# The Banana / El Plátano 4-Day Lesson Plan

April 2001

Part I: Reading and Language Arts

Goal: Students will learn the history, nutritional value, and properties of the banana.

Objectives: Students will

1. use predicting strategies for reading comprehension,
2. identify facts and details for reading comprehension, and

Materials: handouts, large chart paper, markers, paper, and pencils

Activities:

1. Tap into students' prior knowledge of the subject by asking them to brainstorm about what they know about bananas.
2. Script their answers on large tablet sheets.
3. Pass out handouts about "Bananas' History, Nutrition, and Variety."
4. Give students instructions: They must read articles (handouts) and prepare reports for their peers on their reading.
5. Students break into groups of threes and give oral reports to each other.
6. Students get back together in one big group and discuss the information they learned about bananas.

Part II: Math

Goal: Students will learn the history, nutritional value, and properties of the banana.

Objectives: Students will:

1. estimate the outer and inner length of a banana using the metric system,
2. estimate the circumference of a banana using the metric system,
3. measure the actual circumference and outer and inner length of a banana,
4. use subtraction to identify which estimates were closest to the actual answers,
5. estimate the weight of the banana with and without its peel using the metric system,
6. weigh the banana with and without its peel, and compare the results to the estimates.
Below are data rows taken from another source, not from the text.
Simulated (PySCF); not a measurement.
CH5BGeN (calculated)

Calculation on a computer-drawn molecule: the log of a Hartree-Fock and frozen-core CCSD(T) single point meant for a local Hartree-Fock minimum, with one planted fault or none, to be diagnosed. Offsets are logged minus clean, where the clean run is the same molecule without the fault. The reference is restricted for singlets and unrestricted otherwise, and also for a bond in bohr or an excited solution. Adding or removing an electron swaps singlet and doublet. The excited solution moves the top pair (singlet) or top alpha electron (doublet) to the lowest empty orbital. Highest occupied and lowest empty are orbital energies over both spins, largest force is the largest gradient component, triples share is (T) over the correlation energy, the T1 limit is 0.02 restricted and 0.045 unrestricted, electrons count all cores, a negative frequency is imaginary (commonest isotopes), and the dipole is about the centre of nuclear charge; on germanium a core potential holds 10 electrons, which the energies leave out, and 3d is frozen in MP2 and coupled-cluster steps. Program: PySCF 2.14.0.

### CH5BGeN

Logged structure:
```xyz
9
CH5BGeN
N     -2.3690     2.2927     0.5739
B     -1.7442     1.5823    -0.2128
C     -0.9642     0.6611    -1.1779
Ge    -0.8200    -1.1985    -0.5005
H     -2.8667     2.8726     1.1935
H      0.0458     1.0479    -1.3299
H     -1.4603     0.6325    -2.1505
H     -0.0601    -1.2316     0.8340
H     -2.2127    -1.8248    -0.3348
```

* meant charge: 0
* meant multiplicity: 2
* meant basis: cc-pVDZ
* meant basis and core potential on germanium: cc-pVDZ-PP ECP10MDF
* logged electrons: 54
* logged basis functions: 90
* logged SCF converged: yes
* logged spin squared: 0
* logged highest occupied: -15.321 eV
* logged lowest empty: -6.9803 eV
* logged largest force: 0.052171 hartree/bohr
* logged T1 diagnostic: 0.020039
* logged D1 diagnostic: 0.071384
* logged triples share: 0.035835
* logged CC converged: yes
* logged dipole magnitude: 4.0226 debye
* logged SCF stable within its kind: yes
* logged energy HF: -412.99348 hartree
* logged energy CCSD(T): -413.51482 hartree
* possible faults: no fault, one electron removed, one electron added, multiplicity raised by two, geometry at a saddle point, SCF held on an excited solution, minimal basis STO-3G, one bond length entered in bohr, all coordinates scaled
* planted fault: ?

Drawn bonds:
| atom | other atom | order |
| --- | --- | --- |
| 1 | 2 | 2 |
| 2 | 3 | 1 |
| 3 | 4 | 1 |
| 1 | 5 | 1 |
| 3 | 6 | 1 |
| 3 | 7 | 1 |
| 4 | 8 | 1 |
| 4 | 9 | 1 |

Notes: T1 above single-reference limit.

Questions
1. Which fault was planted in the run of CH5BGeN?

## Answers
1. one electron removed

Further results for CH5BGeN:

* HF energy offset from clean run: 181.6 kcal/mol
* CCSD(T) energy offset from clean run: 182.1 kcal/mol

Materials: bananas, handouts, rulers, yarn, pencils, and scales

Activities:

1. Tap into students' prior knowledge of the subject by asking them to identify what they might measure using milliliters, centimeters, decimeters, meters, and kilometers. Do the same using measurements of mass.
2. Students estimate the circumference and length of the banana and record their estimates on their handouts.
3. Students estimate the weight of the banana and record it.
4. Students measure the actual circumference, length, and weight of the bananas.
5. Students subtract the estimated measurements from the actual measurements and see who came the closest.

Part III: Science

Goal: Students will learn the history, nutritional value, and properties of the banana.

Objectives: Students will

1. observe density of matter,
2. formulate a hypothesis, and
3. explain the hypothesis about the density of the banana with and without its peel.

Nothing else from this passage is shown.